Mari Katherine Raftopoulos: If you keep on dreaming |

Mari Katherine Raftopoulos: If you keep on dreaming

After you graduate college, you learn to appreciate Sundays.

Whether your Sundays take you to church in the morning and brunch afterwards, or they really don’t take you anywhere except around those that you love, Sundays after college are a beautiful thing.

In college, Sundays are consumed by homework and deadlines. Sunday is the day that almost every college student dreads because it is to where all the work that should have been completed throughout the week is put off.

This is the reason I looked forward to Sundays the most after graduating college.

I remember watching couples enjoying a romantic dinner on the beach and families barbecuing at sunset on Sundays, all from the window of a 24-hour coffee shop while cramming for the next mid-term. Oftentimes, I would get lost in a daydream of my life after graduation.

At that time, there were many unanswered questions. Where will I live? Who will I live with? Will I find the right job? Am I ready for the next step?

These questions alone would terrify me of my next step and my next move. While all of us roommates successfully lived in each moment of our last months in college, there was always that question constantly lingering over our heads.

“What are you going to do after you graduate?”

Almost every conversation led to this question. And for most of us, it was a dead end.

Sometimes during my Sunday daydreams, I would write down what I envisioned and felt.

Whether it was a sense of independence, a quaint new home, or a board meeting at my new job, I didn’t let these daydreams go unnoticed.

I kept a journal of my dreams, because I believed that no matter how big or crazy they might have been, someday they could translate into reality.

But, in the midst of my perfect post-graduation daydream of free Sundays and happy hours, a job posting alert or “graduating in a tough economy seminar” would pop into my inbox to remind me that maybe college is the best four years of your life.

It has been said countless times that the past three years have been the worst times in recent history to graduate college.

These comments are everywhere, from grocery store gossip to headline news and college lectures, so much so that it starts to convince you that establishing a career is nearly impossible.

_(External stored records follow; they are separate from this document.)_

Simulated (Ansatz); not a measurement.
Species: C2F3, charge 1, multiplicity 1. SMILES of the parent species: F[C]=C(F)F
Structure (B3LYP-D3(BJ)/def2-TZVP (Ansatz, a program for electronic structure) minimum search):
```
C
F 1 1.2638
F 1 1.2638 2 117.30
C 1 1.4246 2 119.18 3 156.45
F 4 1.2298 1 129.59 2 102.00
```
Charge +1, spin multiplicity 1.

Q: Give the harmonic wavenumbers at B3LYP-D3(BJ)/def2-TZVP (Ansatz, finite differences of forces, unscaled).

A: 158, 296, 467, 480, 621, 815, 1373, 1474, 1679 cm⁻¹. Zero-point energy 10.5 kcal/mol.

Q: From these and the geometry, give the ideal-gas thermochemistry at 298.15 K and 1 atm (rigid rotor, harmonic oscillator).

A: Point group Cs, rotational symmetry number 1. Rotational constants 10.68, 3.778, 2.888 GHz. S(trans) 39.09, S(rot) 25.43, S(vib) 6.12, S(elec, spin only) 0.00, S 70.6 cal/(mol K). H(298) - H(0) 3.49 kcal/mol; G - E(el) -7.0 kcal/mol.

It is hard not to get wrapped up in the chaos of it.

Yes, the job market may be scarce, internships rare and because of this, furthering your education is a more competitive realm. Opportunities are still out there, but it’s harder to find them.

The common piece of advice for new graduates or those entering the work force is, get your foot in the door. But, now this tactic is much harder because everyone is stepping on each other’s toes.

For me, I keep my goals and daydreams close in order to remind myself of where I want to be. It keeps me persistent and hungry. No matter how many rejections, all it takes is one yes.

Come spring semester of senior year, I was ready for a different routine. I was ready to create a life on my own.

Now it’s here, and I am off to what the real world veterans call the daily grind.

For those who have been participating in the daily grind for years, they may not be as excited for Sunday to come because Monday morning follows. They may wish that they could go back to their college days where every day was a weekend. I may just be a rookie, but I am looking forward to this next step.

It has been six months and there is so much I would have loved to tell my mother.

I think one of the hardest parts about losing someone is that you can’t share the highs and lows of your day with them. Whether they are the big moments or small mishaps, she was always the first person I called. As I begin my next chapter, this is yet another moment that I wish she were a part of.

Part of this next step for me has been living alone for the first month. I am adjusting to the stillness that surrounds me.

I believe that part of growing up is acclimating to being lonely. I am realizing that as time goes on, people’s lives do, too. There are not people constantly coming over or weekday social events that all your friends attend like in college.

Everyone moves to a different beat.

My roommate comes in a week.

It will be refreshing to have a new energy in our new home.

I am looking forward to our Halloween haunted house in the attic and dinner parties with the neighbors, but most of all, I am anxious for us to start dreaming together.

We are both taking on a new city, a new life and some new daydreams. If you were to ask me six months ago, I never imagined that this could be possible.

But, looking back on my daydream notes from my senior year, it seems that nothing is really impossible if you keep dreaming.